The Non-Target Paradox, No Shortcutting, Goal-seeking - Early Observations From Coaching

Continuing last week’s discussion, I share with you the remaining observations that you should know in order to succeed in your public equity job search.

The Non-Target Paradox

There was only one certainty going into my entrepreneurial endeavor – big portion of clients will be from non-target schools. Why I knew that? Because finance is a giant class struggle (the other class struggle being taking an airplane.)

I had a below 3.0 GPA in college. I did not get an internship until after graduation. I couldn’t land a full-time job for six months and then wandered around the middle office for five years. I did not study accounting or finance. I did not do investment banking or private equity. My point: I am a failed target school graduate, which makes me non-target equivalent. If I can make into the buy-side, so can you.

For public equity jobs, two things matter equally: product (technical skills) and sales channel (does your school help you gain visibility). The term “non-target” exists in the first place because your dream firms don’t target your school for recruiting. You know you need to hustle. The good thing about our profession: If you have good product, people want to talk to you.

Embrace Your Non-target Narrative

My underdog mindset has served me very well – being on time (because every chance I get could be my last), working extra hard to put out best products and networking relentlessly led to many interviews, job offers and lasting mentorships.

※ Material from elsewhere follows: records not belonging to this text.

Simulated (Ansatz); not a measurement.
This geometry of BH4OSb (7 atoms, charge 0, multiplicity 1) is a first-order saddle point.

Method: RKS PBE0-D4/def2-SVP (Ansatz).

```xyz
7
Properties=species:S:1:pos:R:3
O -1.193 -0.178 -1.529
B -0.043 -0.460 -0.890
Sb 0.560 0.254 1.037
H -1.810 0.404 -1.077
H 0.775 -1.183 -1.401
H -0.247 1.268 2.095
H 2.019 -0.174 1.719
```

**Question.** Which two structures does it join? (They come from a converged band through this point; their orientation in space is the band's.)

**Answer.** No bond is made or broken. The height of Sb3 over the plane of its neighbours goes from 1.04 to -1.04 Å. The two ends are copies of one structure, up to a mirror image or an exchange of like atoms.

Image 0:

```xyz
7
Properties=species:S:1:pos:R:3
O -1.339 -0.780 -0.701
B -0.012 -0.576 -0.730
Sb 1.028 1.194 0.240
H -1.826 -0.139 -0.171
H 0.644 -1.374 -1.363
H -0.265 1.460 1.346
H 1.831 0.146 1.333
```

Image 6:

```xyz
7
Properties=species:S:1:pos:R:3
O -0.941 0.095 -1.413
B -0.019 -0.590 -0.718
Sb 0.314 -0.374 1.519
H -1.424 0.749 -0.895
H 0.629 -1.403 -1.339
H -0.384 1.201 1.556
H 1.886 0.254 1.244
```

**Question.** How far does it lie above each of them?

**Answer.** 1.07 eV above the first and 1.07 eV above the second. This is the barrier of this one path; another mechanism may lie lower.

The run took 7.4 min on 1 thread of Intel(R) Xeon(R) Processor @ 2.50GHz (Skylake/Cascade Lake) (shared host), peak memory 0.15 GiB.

Public equity investing is competitive. Information is widely available. Why should you be right? There are pattern recognitions in forming variant views but there are no formulas. You need to put in the work. Always go the extra mile in your research because it can mean the difference between getting a job offer and not, and more importantly, making money or losing money.

Target school candidates understand work ethics and mental toughness are necessary components to success, by observing their peers and alums who have achieved great things. As a result, elite employers perceive target schools to be safer destinations for talent sourcing. To my non-target audience, you can take control of your destiny via products and create your own sales channel. 

System Knowledge

Because target school has higher absolute number of alums working in public equity, the candidates there know the recruiting process, what firms are like, and who is who in the business. They have a massive system knowledge advantage in a secretive profession where jobs are unposted and filled through referrals. To my non-target audience, understand the system. And you are in good hands because I am the industry expert here. 

There is no shortcut

Many of you asked me to send industry primers. Yes, they save time, a not-so-well-kept secret you probably heard from your investor friends. But only the experienced can get the most value out of sell-side research. What you don’t see is the decades of voracious reading that got them to where they are.   

Don’t get ahead of yourself. Develop a thorough, first-principle understanding of matters at hand. As newcomer investor, you should know as much as you can. Read the public filings, analyst day and earnings call transcripts. Only then leverage external opinions such as sell-side research reports, expert network transcripts or talk to industry experts. 

Similarly, sell-side models are overly complicated and can contain mistakes. It’s hard to nail down what drives the business. Build a model from scratch because every business has its own nuances and you can develop a deeper understanding that way.

When you have looked at enough businesses, you can stress test a sell-side model to understand the range of outcomes for a business to save time. Because you are my potential clients, you are not at that skill level yet.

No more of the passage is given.